By Hasselblad Bron & Laura Bailey
Laura Bailey, model, writer and contributing editor to British Vogue, has a great eye for pictures. She’s just spent two days with the new Hasselblad X1D on the Swedish island of Marstrand, hunting for exquisite detail.
Despite her hectic daily schedule, model and writer Laura Bailey still finds time to indulge in her love for imagery, and whenever she spots something that appeals to her visual instinct it’s natural for her to want to record it. "I take pictures all the time," she says, "often quite lazily on my phone or even an old film compact camera."
Given her considerable experience of life on both sides of the lens Hasselblad was intrigued to find out how Laura would cope with a model as revolutionary as the new X1D, which, along with being the world’s first digital, mirrorless medium format camera, also happens to be lightweight, flexible, capable of delivering stunning 50MP quality and is incredibly easy to use straight out of the box.
It’s the perfect camera to partner someone seeking an inspiring location to hunt down documentary-style pictures. The challenge to Laura was to spend twenty-four hours on the Swedish island of Marstrand (45km north of Gothenburg) to see what she would come back with.
The idea of a trip to a strange place with a brand new and sophisticated camera was both daunting and thrilling at the same time," says Laura. "And I can’t resist a dare, especially when it’s a creative dare, so I was delighted to be asked. I didn’t really travel with a plan because everything was new, so I had no choice but to explore and experiment and trust my instincts, just making it up as I went along."

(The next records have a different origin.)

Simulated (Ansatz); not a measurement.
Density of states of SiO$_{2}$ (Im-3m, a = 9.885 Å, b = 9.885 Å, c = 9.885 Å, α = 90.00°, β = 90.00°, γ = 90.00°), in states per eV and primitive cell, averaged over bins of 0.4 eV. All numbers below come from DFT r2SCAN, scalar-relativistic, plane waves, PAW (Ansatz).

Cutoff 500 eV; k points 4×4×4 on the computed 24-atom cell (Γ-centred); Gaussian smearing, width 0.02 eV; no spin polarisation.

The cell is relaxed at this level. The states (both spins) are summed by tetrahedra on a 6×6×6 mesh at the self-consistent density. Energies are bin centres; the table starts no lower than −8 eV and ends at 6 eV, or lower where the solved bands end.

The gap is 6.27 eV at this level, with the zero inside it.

Following a speedy boat ride around the coast of the island to orientate herself, Laura and her X1D set off to explore. She was struck by the sense of peacefulness that she encountered, as well as the pastel palette and the quirky details and clues to daily life that flourish on Marstrand.
"I came across pale thin lamps illuminating fading flowers behind windows," says Laura.
"Empty chairs, abandoned ashtrays and shuttered egg-yolk yellow and brick red cottages beside the sea. The island felt a little like a film set, with most houses empty and just the ebb and flow of school trips arriving by ferry and a few tourists pottering around craft stores eating cinnamon buns.
"Normally I love to shoot portraits and movement, but in this place I focused on the stillness I felt and witnessed. I drifted too far along the rocks, happily lost, before backtracking and zigzagging back and forth observing simply the change in the light and the kindness of strangers. I became a voyeur imagining the characters and stories past and present of a sleepy island in the Swedish sun."
Throughout, the X1D was the perfect ally, always by her side, and it felt natural in her hands from the off, easy to come to terms with, quick to respond. "I loved shooting with it," Laura confirms. "We quickly became friends, the X1D and I, thanks to the camera’s ease of navigation and its lightweight body. It was intuitive, responsive and stylish, and I felt free and safe to take risks and experiment, and the quality of the images was immediately apparent.
"I look forward to working more with the Hasselblad X1D both on home ground and international adventures. It inspired me to master the technical aspects while giving me encouragement to trust my eye on the run and to consider new artistic possibilities."